They seduce men, lure them to their death, and chew on their blood-soaked bones: Greek mythology’s literal man-eaters. In comedian David Elms’ deliciously sadistic debut (musical) play, the Siren stops singing and starts speaking – and what a voice she has. Cynical, scheming, witty and wonderful, and played by the mesmerising Rosa Robson, she’s everything a slew of dippy sailors, with their dumb quips and desperate eyes, wish they were – aimlessly swept around in the sea, before she bites off their heads.

In a brilliantly surreal piece of staging, all of these men are played by Nicolas Master on roller blades (wearing a red “Beach Rescue” T-shirt), at the mercy of the waves as they try to appeal to the effortlessly seductive Siren, sitting poised on a rock in a swimsuit and hat. “You’re crazy,” the men repeatedly tell her, their attempts to turn her into the cliché of a “kooky” female love interest undermined by the blood on her face.
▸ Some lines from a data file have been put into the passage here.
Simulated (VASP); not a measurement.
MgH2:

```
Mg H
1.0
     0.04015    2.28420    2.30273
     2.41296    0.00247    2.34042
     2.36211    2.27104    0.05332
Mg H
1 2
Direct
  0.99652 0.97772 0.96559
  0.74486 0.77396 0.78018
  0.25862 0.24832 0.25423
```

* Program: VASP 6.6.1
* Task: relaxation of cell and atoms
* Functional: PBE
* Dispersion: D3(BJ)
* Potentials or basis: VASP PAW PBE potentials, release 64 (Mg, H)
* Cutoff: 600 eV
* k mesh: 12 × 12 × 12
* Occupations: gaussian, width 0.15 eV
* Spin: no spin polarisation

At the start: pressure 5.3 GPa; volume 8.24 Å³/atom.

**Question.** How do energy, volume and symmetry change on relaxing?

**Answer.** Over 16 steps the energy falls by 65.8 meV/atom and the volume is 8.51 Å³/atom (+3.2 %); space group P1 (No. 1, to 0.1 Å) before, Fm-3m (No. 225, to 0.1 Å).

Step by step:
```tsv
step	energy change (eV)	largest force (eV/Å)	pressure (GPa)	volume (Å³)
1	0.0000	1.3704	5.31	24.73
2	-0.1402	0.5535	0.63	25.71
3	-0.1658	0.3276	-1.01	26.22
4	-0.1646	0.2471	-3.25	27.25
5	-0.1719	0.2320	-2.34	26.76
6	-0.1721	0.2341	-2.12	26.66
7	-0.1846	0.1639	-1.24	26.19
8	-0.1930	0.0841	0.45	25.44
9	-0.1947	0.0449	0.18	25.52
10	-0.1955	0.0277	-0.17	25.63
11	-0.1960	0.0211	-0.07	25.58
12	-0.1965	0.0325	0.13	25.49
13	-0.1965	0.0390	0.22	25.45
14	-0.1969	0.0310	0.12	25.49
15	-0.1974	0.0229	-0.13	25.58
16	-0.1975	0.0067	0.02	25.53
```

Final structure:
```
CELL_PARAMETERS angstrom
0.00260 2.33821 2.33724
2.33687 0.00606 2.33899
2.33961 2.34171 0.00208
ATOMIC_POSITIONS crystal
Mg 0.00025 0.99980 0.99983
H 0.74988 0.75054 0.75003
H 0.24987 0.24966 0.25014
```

It’s a play that delights in subverting such stereotypes. With the glee of a scheming psychopath, the Siren flits between parodying faux-femininity and undermining it with razor sharp one-liners and a murderous glint in her eye.

Women are unlucky at sea, the sailors claim – which isn’t exactly disproved here. The femme fatale is, after all, another well-known trope, even though she often gets to have more fun. It also seems you can’t have a play with this much sexual chemistry without it turning into love story.

The Siren eventually gives up her powers to be with a silly man whose sea shanties are far inferior to her amusing songs.

“You’re crazy,” she says, their roles satisfyingly reversed, but her snark and spirit gone: a familiar ending for a piece that felt like it was setting sail for a more interesting destination.

• Until 27 August. Today 5:40pm.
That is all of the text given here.